Temple shared the silver with England’s James Guy after they were both pipped in the reach to the wall by the strong-finishing Joshua Liendo-Edwards of Canada.
Simpson, meanwhile, was slow out the blocks and it looked like being a disaster for him when he made the turn after the first 50m before he powered home in the second 50m to finish fifth — an extraordinary result.
His time of 52.06 seconds was the second-quickest of his career, but was still outside his personal best of 51.79 seconds.
The pop star started his swimming comeback journey just two years ago after 10 years away from the pool and he did it as something of a sideshow alley attraction. Now he’s proven he is box-office on his swimming credentials alone.
Aussie swimming legend Cate Campbell told Simpson in his post-race interview he was changing the game as a mature-age converter to the sport.
“It has been a meteoric rise, a phenomenal effort and you are really re-writing what people can do in this sport,” she said.
“We are usually seeing people coming in as teenagers and you are told, if you are entering as a teenager, you’re too late.”

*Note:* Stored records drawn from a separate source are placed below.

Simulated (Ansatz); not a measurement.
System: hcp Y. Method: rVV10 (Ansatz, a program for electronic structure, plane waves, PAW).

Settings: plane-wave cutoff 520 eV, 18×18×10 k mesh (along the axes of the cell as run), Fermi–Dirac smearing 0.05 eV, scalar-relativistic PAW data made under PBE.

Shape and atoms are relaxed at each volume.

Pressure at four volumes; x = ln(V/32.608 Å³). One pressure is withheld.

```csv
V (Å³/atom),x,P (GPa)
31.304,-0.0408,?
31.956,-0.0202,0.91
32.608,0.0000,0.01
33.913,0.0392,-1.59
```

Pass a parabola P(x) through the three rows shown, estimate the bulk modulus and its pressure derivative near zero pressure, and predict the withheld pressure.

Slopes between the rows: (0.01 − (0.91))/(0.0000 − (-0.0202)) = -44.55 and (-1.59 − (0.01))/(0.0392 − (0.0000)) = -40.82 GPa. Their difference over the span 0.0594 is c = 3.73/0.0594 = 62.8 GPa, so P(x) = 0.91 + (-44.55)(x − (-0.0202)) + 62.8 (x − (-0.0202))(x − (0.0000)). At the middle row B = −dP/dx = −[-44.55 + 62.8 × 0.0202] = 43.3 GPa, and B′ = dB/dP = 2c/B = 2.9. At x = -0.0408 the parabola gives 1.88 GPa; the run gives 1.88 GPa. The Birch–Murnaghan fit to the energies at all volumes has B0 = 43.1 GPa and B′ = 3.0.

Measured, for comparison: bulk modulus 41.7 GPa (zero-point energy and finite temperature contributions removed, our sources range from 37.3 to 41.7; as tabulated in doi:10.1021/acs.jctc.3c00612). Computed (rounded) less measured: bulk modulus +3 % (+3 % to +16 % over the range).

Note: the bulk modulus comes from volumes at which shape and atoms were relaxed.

Simpson responded: “I want to inspire young people to know that they can do whatever it is they want to do, even if they feel like it’s too late or they’re too old to pick something up, because it’s never too late,” he told Channel 7 after the race.
He said he is well ahead of where he thought he would be in his dream of chasing a medal at the 2024 Olympics in Paris.
“I think with experience comes confidence. And I’m still gathering the experience, so still gaining confidence,” he said.
“I am happy to be here. And I think, win or lose today, I’m going to go back to the drawing board and make sure I come back stronger. I’m already way ahead where I thought I would be at this stage.”
The Queenslander’s journey from music artist to swimming star has captivated Australia this year since he qualified for the Commonwealth Games at the Australian Swimming Championships in May.
His swimming career changed forever earlier this week when he picked up a gold medal in the men’s 4x100m freestyle relay, where he swam in the heats before missing out on a spot in the final.
His dream of representing Australia had already come true this campaign when he competed in the semi-finals of the 50m butterfly.
But it has always been the 100m butterfly that he has had his eye on.
He was able to move through to Wednesday’s final with the fifth-quickest overall time, swimming a 52.16, well outside the personal best time of 51.79 he set at the Australian National Championships in May.